In this document, I implement a neural network from scratch using python, numpy, and mathematics. While deep learning frameworks allow users to ignore many of the technical details of neural networks, an understanding of the mathematics behind deep learning could allow for an increased level of intuition on the subject. 

# Activation Functions

In this section, I define a few activation functions and their derivatives. I will use ReLU activation for hidden layers and Softmax activation for the output layer, but I also wish to define a few other commonly-used functions.

I begin with the commonly-used ReLU activation.

In [12]:
def relu(X):
    return np.maximum(0,X)

There also exists a "Leaky" ReLU, which is used to prevent the activation from "dying."

Consider inputs with large negative bias: the standard ReLU will consistently return 0. Thus, this ReLU neuron will not be contributing to the network through updating weights. The Leaky ReLU attempts to fix this problem. 

Note: the 0.01 term in the l_relu function could itself be a parameter.

In [13]:
def l_relu(X):
    if X < 0:
        return X*0.01
    else:
        return X

The Sigmoid activation is commonly used in the output layer of a two-class logistic regression network.

In [14]:
def sigmoid(X):
    return 1.0/(1+np.exp(-X))

The Tanh activation is a rescaled sigmoid, allowing for stronger gradients. 

In [15]:
def tanh(X):
    return np.tanh(X)

The Softmax activation is commonly used in the output layer of multi-class classification networks. For the purpose of this high-level document, I directly implement its cross-entropy loss function and gradient. 

In [16]:
def softmax(X):
    return np.exp(X)/np.sum(np.exp(X), axis = 0)

def softmax_error(Y,A):
    return np.sum(Y * np.log(A))

def softmax_grad(Y,A):
    return A - Y

# Initialization of Parameters

Each layer of the network contains a number of neurons. I use a list num_neurons to represent these numbers. Thus, num_neurons[0] would represent the number of input features, num_neurons[1] would be the number of neurons in the first hidden layer, etc.

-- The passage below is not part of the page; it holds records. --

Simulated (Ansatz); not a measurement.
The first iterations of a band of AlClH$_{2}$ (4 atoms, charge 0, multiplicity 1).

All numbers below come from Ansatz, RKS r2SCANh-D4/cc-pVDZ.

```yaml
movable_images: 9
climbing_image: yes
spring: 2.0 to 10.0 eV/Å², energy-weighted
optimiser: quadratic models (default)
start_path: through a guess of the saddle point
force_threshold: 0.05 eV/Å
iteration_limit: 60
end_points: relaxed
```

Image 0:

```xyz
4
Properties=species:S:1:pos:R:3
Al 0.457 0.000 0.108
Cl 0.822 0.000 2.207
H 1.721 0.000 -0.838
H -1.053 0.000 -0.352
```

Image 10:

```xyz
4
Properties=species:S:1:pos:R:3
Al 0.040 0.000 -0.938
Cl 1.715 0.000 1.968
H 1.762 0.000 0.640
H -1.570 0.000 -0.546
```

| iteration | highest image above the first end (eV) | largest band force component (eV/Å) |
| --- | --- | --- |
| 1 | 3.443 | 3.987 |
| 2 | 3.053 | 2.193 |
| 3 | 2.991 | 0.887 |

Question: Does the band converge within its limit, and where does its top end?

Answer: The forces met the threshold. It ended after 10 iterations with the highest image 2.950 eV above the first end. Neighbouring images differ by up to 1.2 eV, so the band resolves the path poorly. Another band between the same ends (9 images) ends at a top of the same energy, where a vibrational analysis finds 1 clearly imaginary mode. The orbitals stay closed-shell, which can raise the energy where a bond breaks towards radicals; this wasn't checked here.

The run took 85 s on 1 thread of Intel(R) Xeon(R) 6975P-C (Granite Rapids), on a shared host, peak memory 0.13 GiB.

The function initialize() returns a dictionary containing initialized values of W and b for each layer. W and b are the weight and bias parameters respectively. In particular, we want small (positive or negative) values for the weights, and 0s for the biases. 

In [17]:
def initialize(num_neurons):
    
    parameters = {}
    
    for l in range(1, len(num_neurons)):
        parameters['W' + str(l)] = np.random.randn(layers_dims[l], layers_dims[l-1])*0.01
        parameters['b' + str(l)] = np.zeros([layers_dims[l], 1])
        
    return parameters

# Forward Propagation

In the forward propagation step, we use the network input (A), initialized parameters (parameters), and the number of layers (L). We save a cache "Z_A_back" of Z values (WA + b) and their activations (Z) to be used in the back propagation step. We also return the activation of the final layer (A). 

In [18]:
def  forward_prop(A, parameters, L):
    
    Z_A_back  = {}
    
    for l in range(1, L):
        W = parameters['W' + str(l)]
        b = parameters['b' + str(l)]
        Z = np.dot(W, A) + b
        if l < (L-1):
            A = relu(Z)
        else:
            A = softmax(Z)
        Z_A_back['Z' + str(l)] = Z
        Z_A_back['A' + str(l)] = A
        
    return A, Z_A_back

# Computing Costs

In this step, we use the activation of the final layer (AL) and the label vector for our examples (Y). We use Y to find the number of examples (m), and then use m, along with the softmax error, to compute the cross-entropy cost. 

In [40]:
def costs(AL, Y):
    
    m = Y.shape[1]
    cost = (-1/m) * softmax_error(Y, AL)
    cost = np.squeeze(cost)
    
    return cost

# Back Propagation

Inputs are network input (X), the label vector (Y), the activation of the final layer (AL), the back prop cache (Z_A_back), the weight/bias parameters (parameters), and the number of layers (L). 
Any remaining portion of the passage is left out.